As the saying goes, “water, water everywhere” -- well, maybe not exactly everywhere.

Finding adequate freshwater in a world with an exponentially growing human population is a tricky equation to solve. Droughts can have immediate impacts on people, as well as downstream effects on agricultural and industrial production. The World Resources Institute, a research organization focused on natural resources, recently examined water supply and demand, and flagged 37 countries across the globe as facing “extremely high levels” of baseline water stress. In these countries, more than 80 percent of available water for domestic, industrial, and agricultural use is sucked up every year. It’s a precarious position to be in.


Country-focused analyses of water availability are important, according to WRI associate Paul Reig, because while a river might pass through several political boundaries, the policy decisions impacting a river’s use are often made at the national level.

Also, “many decisions that international companies are making are at a country level,” Reig says in a phone interview.
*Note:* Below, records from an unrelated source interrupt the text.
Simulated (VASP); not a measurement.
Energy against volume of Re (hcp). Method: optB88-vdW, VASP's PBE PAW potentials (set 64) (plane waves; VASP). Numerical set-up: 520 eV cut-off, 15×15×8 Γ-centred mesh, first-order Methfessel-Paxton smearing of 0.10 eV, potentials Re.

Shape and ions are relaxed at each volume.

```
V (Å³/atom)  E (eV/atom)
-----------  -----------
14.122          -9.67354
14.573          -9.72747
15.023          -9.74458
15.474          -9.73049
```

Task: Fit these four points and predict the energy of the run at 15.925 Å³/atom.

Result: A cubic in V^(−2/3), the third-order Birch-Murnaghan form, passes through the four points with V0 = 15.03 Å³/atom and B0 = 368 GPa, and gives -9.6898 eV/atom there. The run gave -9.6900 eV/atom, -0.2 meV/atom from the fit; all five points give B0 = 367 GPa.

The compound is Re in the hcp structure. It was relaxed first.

While Reig says he wasn’t that surprised by the results they found, “there were some scores that might’ve been a bit counterintuitive [to some].” Spain, for example, scored pretty high on water stress, according to WRI’s calculations.

But on the flipside, Reig says, there are countries you might think were especially thirsty that are actually doing fairly well. Egypt, for example, might conjure visions of pyramids in a scorched desert, but the country scored fairly low on WRI’s measure for baseline water stress. Reig attributes this primarily to the fact that Egypt’s population and agriculture is clustered around the Nile River.

How much does a changing climate influence present-day water stress? It’s not quite yet clear. For WRI’s analysis, the researchers used runoff data from 1958 to 2008 (to capture a wide range of years), and compared it to water demand in 2010. Teasing out to what degree climate change might contribute to a country’s water stress is hard with this dataset.

“Runoff is the end product of a number of climatic factors,” Reig says.

Water stress isn’t always a case for hopelessness. Though Singapore ranks among the highest-stressed countries on WRI’s rankings -- with no freshwater lakes or aquifers, and a dense population -- the country has already begun investing in technology to meet its water needs. Rainwater is captured, gray water is reused, and some seawater is desalinated to reduce the amount of water that needs to be imported.

Could the future see wars over water resources? The idea has been floated in many a foreign policy think-piece (and one recent James Bond movie, where a shadowy criminal organization attempts to monopolize Bolivia’s water reserves). But, as Bryan Walsh notes at Time magazine, nations haven't gone to war over water outright in more than 4,500 years -- when the Mesopotamian city-states of Lagash and Umma sparred over access to the Tigris River. Even in a conflict-ridden Middle East, Israel, Jordan, and the Palestinian Authority can sit down and hammer out a deal for a large new desalination plant near the Dead Sea that will deliver drinking water to all three parties.

“When you see a number of countries all suffering from high levels of water [stress], is easy to think that that competition could escalate and turn into conflict,” Reig says. “But we think, moreso than conflict, this is going to lead to greater collaboration.”